The Case For More California Biodiesel Production

BY JOE GERSHEN

Originally Published in The Jacobsen on May 23, 2016
California Biodiesel Industry Commentary

Is there a case to be made to build more in-state biodiesel production in California? After all, with 1.3 Bgpy of unutilized production capacity nationally, and California’s own existing production capacity at only about a 50% utilization rate, why would anyone build a new plant or expand an existing plant in the Golden State?
Here’s why:

The Low Carbon Fuel Standard (LCFS) is driving demand for all low carbon fuels in California and as a result the demand for biodiesel is greater here than practically anywhere else on earth. Carbon values created by the LCFS are incentivizing biodiesel producers all over the planet to send their fuel to California markets, but the truth is that in-state bio-refiners have a logistical edge over importers.

It’s also true that the cost of doing anything is more expensive in California than anywhere else, so in-state producers have an economic disadvantage, and dis-incentive, to build plants and produce biodiesel in the state.

But given the commitment to LCFS shown by the governor, legislators and regulators, I believe an investment in production infrastructure in California is a smart bet, although certainly not without risk.
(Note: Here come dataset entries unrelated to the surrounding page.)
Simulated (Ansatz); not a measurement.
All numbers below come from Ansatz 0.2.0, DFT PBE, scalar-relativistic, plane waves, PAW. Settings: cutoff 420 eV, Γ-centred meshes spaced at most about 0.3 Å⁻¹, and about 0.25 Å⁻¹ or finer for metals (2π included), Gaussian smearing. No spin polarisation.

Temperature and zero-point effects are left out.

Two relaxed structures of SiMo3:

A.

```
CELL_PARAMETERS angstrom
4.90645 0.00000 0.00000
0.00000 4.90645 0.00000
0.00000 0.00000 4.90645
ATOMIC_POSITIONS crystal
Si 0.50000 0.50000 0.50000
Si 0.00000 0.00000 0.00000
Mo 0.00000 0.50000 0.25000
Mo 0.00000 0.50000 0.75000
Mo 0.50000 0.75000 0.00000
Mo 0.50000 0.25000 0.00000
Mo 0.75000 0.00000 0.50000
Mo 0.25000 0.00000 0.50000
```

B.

As I mentioned in an earlier article, storage and blending infrastructure at bulk terminals and racks in California is sadly lacking. But that creates an advantage for local producers, especially those with extra storage. There is an inherent logistical advantage that local producers have versus importers. There is also a preference among many obligated parties and other blenders to use locally produced fuel whenever possible, primarily because of that logistical advantage.

The state has a vested interest in seeing local production thrive. Jobs, tax revenues, secondary and tertiary economic benefits are all positively impacted when local industry thrives. A rising tide raises all boats!

We can certainly argue about how the state will meet its LCFS targets between now and 2020 (and beyond), but the fact is that we all know that demand will be ratcheting upward, and quickly. And the most realistic near-term solution is the expansion of low carbon diesel substitutes – Biodiesel and Renewable Hydrocarbon Diesel (RHD). From a sustainability and logistical perspective, and considering the state’s and blenders’ preference for local production, building or expanding in-state biodiesel production would appear to make a lot of sense, especially if projects are managed by professional and experienced companies with successful track records and efficient technologies. The market has matured and is becoming much more efficient.

What about RHD production in the state? AltAir’s plant in Paramount is up and running. Other plants are very likely in the planning stages, although have yet to prove themselves. But the cap-ex costs for RHD production are several orders of magnitude greater than for biodiesel production. Not to mention California permitting requirements which are still prohibitive. I fully expect to see more RHD bio-refineries come on line in the state for the same reasons that in-state biodiesel production makes sense: local and logistical advantage and preference. But cap-ex costs and permitting requirements present significant barriers to entry. Biodiesel simply offers a quicker and cheaper bang for the buck.

The primary risk, and it’s non-trivial, is whether government support will remain in place for long enough to allow investors to recoup their investments, make some profit and give these businesses a chance to become sustainable enterprises. These ventures are not for the feint of heart but they are laying an important foundation for the emerging carbon economy.